I once worked in a music store that was owned by a good Christian family man who had been arrested for molesting children (or so the allegations held). His name appeared in the paper but he never went to prison. This was a long time ago, and I remember finding this out, thinking of my previous moments with the guy (who seemed pent-up but like a decent guy), and wondering how to know more without appearing that I knew more: what Robert Anton Wilson calls the Burden Of Nescience in a hierarchical social system. I was merely one of many music teachers in the guy's store; I made enough to pay my bills and eat, and buy my girlfriend (and myself) drinks. I couldn't afford to know too much.
However, over the years, I certainly heard a lot. I had soon decided to just doubt everything I heard about him. Why? Well, he was never going to get near any of the kids I taught, but the area I lived in was filled with middle-class christian right wingers and I'd read books like Satanic Panic: rumormongering can really get out of hand. In the end I guess I sorta thought, "If he really is doing this and he keeps doing this he'll get caught and won't be able to buy his way out of it and he'll go to jail and the store will either be run by the family or it'll close down and I'll be out of a job. I won't worry about it until then. And besides: what if he's not guilty? What if there's something else going on and he has enemies who are trying to ruin him? I'd rather give him a part of the benefit of a doubt and remember no jury heard the evidence and convicted. Imagine what it would be like to be unfairly charged."

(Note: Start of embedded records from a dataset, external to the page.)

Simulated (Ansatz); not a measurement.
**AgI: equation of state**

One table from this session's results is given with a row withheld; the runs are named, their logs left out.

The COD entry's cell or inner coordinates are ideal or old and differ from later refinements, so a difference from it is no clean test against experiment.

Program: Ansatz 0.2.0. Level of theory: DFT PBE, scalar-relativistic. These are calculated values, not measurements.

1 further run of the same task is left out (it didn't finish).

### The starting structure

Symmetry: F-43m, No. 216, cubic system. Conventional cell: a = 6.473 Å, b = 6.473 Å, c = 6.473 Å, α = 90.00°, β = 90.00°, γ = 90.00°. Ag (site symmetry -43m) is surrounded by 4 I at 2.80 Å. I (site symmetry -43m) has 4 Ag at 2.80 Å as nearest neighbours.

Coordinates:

That's sorta how I feel about Woody Allen right now: he has a very well-known enemy. I, unlike the normally decent Katie McDonough of Salon, will not convict Woody based on what appears to be hearsay.
I've been thumbing through a bunch of books on gossip: Joseph Epstein's Gossip: The Untrivial Pursuit (appeared pre-Snowden Era), philosopher Emrys Westacott's The Virtue Of Our Vices: A Modest Defense of Gossip, Rudeness and Other Bad Habits (also appeared pre-Snowden), and a few others.
Two Alleged Etymologies For "Gossip"
1. It comes from "god-sibling" and originally pertained to the talk between two god-parents of a child, the talk having to do with the child's well-being.
2. George Washington told his spies to "go-sip" by infiltrating Brit troops and drinking with them, trying to learn of military maneuvers.
Anthropologist Robin Dunbar
Problems With Semantics
The Bible has some line about how "Gossip betrays a confidence, but a trustworthy person keeps a secret." It's somewhere in the prequel to The New Testament. How many of us have had unpleasant moments when we found out a friend said something that arrived back at us, thinking our secret was held in confidence? Two years ago I said something that I either didn't know was supposed to have been in confidence, or had forgotten because it seemed trivial, or I was drunk on red zinfandel when hearing that which was supposed to have been confidential. And I later heard about it; I got an earful. I felt like an asshole. The information I had conveyed to a third party was gossipy about the good news of a friend's love life. I could go into why I thought it shouldn't be a secret anyway, but all of this feels catty.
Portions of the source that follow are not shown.